Resene has also taken on a custom-publishing project, producing Habitat magazine. In addition to paint, the magazine covers design, renovation and refurbishment, including features guiding customers on linen and rug selection, recovering sofas and environmentally friendly decorating.
Moving beyond the Neutral zone?
Spurred on by the plethora of home improvement/design shows, magazines and web sites, and a greater influx of good design in many settings, even the tried-and-true "off white" customers are willing to take chances when it comes to interior paint.
Interestingly, colors used in private settings are taking their cue from public spaces, with travel and retail influencing the residential market, according to color experts. "Restaurants and hotels and such often carry the newest colors and trends, which then will filter down to the residential market," said Nimér of Akzo Nobel.
Yet while there's a lot of talk about bold, saturated colors, most people still opt for neutrals or white when it comes to their homes. Recognizing this, paint makers are expanding their offerings within these categories. Dunn-Edwards, for example, has 96 very pigmented accent colors plus 100 white colors in its newest collection.
It appears Canadians are also more comfortable with lighter shades. "A study I ran last spring with Ipsos Reid showed that 65% of Canadians prefer serene colors to bolder colors," said Pépin of Sico, which has created a collection of "spa" inspired colors. Shades include cotton ball (a subtle, lightly colored white), pea blossoms (a white rich in warmth and depth) and bottled water (a refreshing, moisturizing blue).

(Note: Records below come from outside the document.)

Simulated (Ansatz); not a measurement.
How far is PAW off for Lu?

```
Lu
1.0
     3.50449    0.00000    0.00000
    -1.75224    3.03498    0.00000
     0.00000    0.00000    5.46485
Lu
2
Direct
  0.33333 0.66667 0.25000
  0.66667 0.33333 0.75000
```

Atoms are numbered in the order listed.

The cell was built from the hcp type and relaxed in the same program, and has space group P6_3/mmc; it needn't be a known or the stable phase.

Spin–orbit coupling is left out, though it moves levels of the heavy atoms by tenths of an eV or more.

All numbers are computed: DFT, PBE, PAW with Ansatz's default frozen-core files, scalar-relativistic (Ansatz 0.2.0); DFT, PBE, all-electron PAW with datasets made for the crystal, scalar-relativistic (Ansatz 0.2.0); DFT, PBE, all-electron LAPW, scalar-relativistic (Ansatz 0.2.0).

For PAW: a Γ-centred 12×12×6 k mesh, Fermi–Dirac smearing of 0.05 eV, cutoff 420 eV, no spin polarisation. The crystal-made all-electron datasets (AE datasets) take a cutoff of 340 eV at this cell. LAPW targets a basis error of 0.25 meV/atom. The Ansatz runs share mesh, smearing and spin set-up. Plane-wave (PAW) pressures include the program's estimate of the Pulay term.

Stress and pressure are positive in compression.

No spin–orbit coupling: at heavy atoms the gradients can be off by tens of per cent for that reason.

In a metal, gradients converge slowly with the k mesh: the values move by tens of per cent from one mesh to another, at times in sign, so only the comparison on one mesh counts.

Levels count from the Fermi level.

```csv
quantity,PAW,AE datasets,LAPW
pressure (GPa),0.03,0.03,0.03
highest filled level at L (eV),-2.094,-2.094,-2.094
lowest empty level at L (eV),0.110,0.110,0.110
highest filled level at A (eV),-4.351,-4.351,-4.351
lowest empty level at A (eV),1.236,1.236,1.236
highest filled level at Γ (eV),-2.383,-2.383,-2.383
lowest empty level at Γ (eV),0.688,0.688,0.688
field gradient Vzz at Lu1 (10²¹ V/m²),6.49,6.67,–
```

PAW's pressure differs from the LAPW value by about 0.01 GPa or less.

Still, color experts contend customers are developing a greater appreciation for color. "People are understanding that a neutral can have color under it," said Van Allen of Pratt & Lambert. For its new Never Compromise Color System, Pratt & Lambert retained about 80% of its original platte, adding new colors inspired by the latest interior design color forecasts. "We added deep reds-that's color that's bold, but it's one that people get a bit more and are willing to try," Van Allen said.
"People are seeing all different ways to use color, and retail has spurred that on," added Danzinger of ICI Paints. "When someone wants color and they see it in retail, it's intriguing."
Setting the right stage at retail is key, according to color experts.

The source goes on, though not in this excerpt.